For our first joint blog post we decided to look at this week’s #TidyTuesday dataset. Tidy Tuesday is a weekly data project aimed at the R for Data Science community. Every week a raw dataset is posted so that users can apply their R skills, get feedbak, explore other’s work, and connect with the greater #RStats community.
This week’s data is about Board Games! The data comes from the Board Game Geek database.
The first step is to download the dataset from the TidyTuesday Repository.
board_games <- readr::read_csv("https://raw.githubusercontent.com/rfordatascience/tidytuesday/master/data/2019/2019-03-12/board_games.csv")
Building a Linear Model
For this dataset we want to see if we can build a model to predict how sucessful a game’s rating might be. We begin by looking at the distribution of the average rating variable.
board_games %>%
ggplot(aes(average_rating))+
geom_histogram()
Average rating has an almost normal distribution which is good because it means we can apply a linear model to predict rating.

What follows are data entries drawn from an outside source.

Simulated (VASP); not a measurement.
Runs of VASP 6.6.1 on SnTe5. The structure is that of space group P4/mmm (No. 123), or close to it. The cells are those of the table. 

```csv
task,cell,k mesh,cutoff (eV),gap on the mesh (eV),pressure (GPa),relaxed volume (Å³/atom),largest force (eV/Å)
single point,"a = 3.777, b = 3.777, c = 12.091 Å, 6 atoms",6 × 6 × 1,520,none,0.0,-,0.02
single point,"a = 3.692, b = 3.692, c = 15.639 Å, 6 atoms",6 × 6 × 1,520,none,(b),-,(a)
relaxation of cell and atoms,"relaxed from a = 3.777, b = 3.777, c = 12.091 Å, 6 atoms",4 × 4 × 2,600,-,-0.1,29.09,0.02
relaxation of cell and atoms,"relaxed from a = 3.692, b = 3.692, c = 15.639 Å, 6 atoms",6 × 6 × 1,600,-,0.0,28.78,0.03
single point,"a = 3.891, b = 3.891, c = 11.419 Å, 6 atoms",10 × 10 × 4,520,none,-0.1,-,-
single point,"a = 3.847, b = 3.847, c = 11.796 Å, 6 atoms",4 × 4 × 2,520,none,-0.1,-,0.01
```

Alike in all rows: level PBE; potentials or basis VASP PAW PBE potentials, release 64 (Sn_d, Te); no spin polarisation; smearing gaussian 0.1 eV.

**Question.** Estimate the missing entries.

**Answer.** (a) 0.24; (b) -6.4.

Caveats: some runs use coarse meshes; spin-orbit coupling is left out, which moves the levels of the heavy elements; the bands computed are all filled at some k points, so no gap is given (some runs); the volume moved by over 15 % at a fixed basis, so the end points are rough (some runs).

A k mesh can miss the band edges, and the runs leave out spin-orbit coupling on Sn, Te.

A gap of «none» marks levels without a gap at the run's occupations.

reg1<-lm((average_rating) ~ log2(max_players + 1) +log2(max_playtime+1) + year_published, data = board_games)
summary(reg1)
##
## Call:
## lm(formula = (average_rating) ~ log2(max_players + 1) + log2(max_playtime +
## 1) + year_published, data = board_games)
##
## Residuals:
## Min 1Q Median 3Q Max
## -4.9862 -0.4437 0.0230 0.4800 2.8934
##
## Coefficients:
## Estimate Std. Error t value Pr(>|t|)
## (Intercept) -4.670e+01 1.214e+00 -38.46 <2e-16 ***
## log2(max_players + 1) -1.951e-01 1.031e-02 -18.92 <2e-16 ***
## log2(max_playtime + 1) 1.664e-01 4.538e-03 36.68 <2e-16 ***
## year_published 2.627e-02 6.049e-04 43.44 <2e-16 ***
## ---
## Signif. codes: 0 '***' 0.001 '**' 0.01 '*' 0.05 '.' 0.1 ' ' 1
##
## Residual standard error: 0.748 on 10528 degrees of freedom
## Multiple R-squared: 0.2266, Adjusted R-squared: 0.2264
## F-statistic: 1028 on 3 and 10528 DF, p-value: < 2.2e-16
In this model we infer how well the maximum number of players, the maximum of amount of playtime, and the year that the game was published predicts the rating. Everytime you double maximum number of players expect average rating to go down by 0.195 on average. Doubling max playtime will leads to a 0.166 increase in the average rating. \(R^2\) value shows that the model explains 22.6% of the data. And all the varibales are statstically significant.
Tidyverse
We noticed that the Category variable contains many values seperated by comma. We decided to use the tidyverse “separate_rows” function to seperate this variable into multiple rows, this will make it easier to analyze.
categorical_variables<- board_games %>%
select(game_id, category) %>%
gather(type, value, -game_id) %>%
filter(!is.na(value)) %>%
separate_rows(value, sep = ",")
GGplot Visualization
For this visualization we want to make a boxplot of average rating by category. This will help us understand which categories correlate with higher ratings.
board_games %>%
inner_join(categorical_variables, by = c("game_id")) %>%
filter(type == "category") %>%
mutate(value = fct_lump(value, 15),
value = fct_reorder(value, average_rating)) %>%
ggplot(aes(value, average_rating)) +
geom_boxplot()+
coord_flip()+
ylim(3,9) +
geom_hline(yintercept=6.37, linetype="dashed", color = "red")+ #Adding a vertical line at the mean
labs(y="Average Rating", x = "Board Game Category", title = "Boxplot of Game Category and Rating", caption= "The red dashed line represents the mean Average Rating")